LTC Properties has acquired two senior housing operating properties in Colorado and New Mexico for $73 million, expanding a fast-built platform that is becoming central to the REIT’s growth plan. The assets will remain managed by MorningStar Senior Living, an existing operating partner, and the deal closed at an initial cap rate of about 7%, funded through at-the-market equity issuance.
The transaction is small by public REIT standards, but it says a great deal about where LTC wants its earnings mix to go. Since launching its SHOP platform in May 2025, the company has assembled 36 properties that now account for 34% of gross real estate investments. That is a meaningful shift away from the steadier but lower-upside economics of triple-net leases and toward structures where LTC participates more directly in property-level performance.
That choice carries risk. SHOP assets expose landlords to labor inflation, occupancy swings, and operator execution in ways traditional leases do not. But they also offer a cleaner route to capture the recovery in senior housing fundamentals, particularly in markets where new supply remains constrained and rate growth has held up better than many health care subsectors. A 7% cap rate with a projected low- to mid-teens unlevered IRR suggests LTC is underwriting not just current cash flow, but operational improvement.
The off-market sourcing matters as much as the price. In a crowded hunt for private senior housing assets, proprietary access can preserve returns that auctions often compress away. LTC is also using equity rather than incremental debt, a notable signal at a time when balance sheet flexibility still carries a premium across real estate.

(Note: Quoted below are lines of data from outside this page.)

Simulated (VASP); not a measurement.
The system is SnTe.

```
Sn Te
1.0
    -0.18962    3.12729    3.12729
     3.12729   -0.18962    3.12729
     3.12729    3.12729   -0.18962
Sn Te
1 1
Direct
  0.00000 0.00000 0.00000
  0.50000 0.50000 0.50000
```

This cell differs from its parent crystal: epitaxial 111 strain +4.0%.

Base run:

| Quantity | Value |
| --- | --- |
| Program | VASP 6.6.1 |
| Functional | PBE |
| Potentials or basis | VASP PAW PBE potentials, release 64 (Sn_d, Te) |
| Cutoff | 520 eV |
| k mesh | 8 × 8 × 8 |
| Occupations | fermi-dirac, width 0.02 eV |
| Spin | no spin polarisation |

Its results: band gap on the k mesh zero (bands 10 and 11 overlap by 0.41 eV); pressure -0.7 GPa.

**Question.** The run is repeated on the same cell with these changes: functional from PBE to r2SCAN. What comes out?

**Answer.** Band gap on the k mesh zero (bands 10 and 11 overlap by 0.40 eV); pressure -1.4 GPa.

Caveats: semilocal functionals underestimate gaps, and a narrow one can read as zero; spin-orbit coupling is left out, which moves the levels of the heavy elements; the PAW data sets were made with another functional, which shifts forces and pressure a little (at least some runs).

Acquire.fyi data shows business-and-finance deal volume is up 10.6% year to date, even as median deal size in the sector has slipped 10.7%. That pattern fits LTC’s move. Buyers are still transacting, but many are favoring targeted, digestible acquisitions over balance-sheet-stretching bets.
For LTC, the question is no longer whether to build SHOP scale. It is how quickly it can do so without importing too much operating volatility. If occupancy keeps improving, this looks disciplined. If labor costs reaccelerate, the margin for error narrows fast.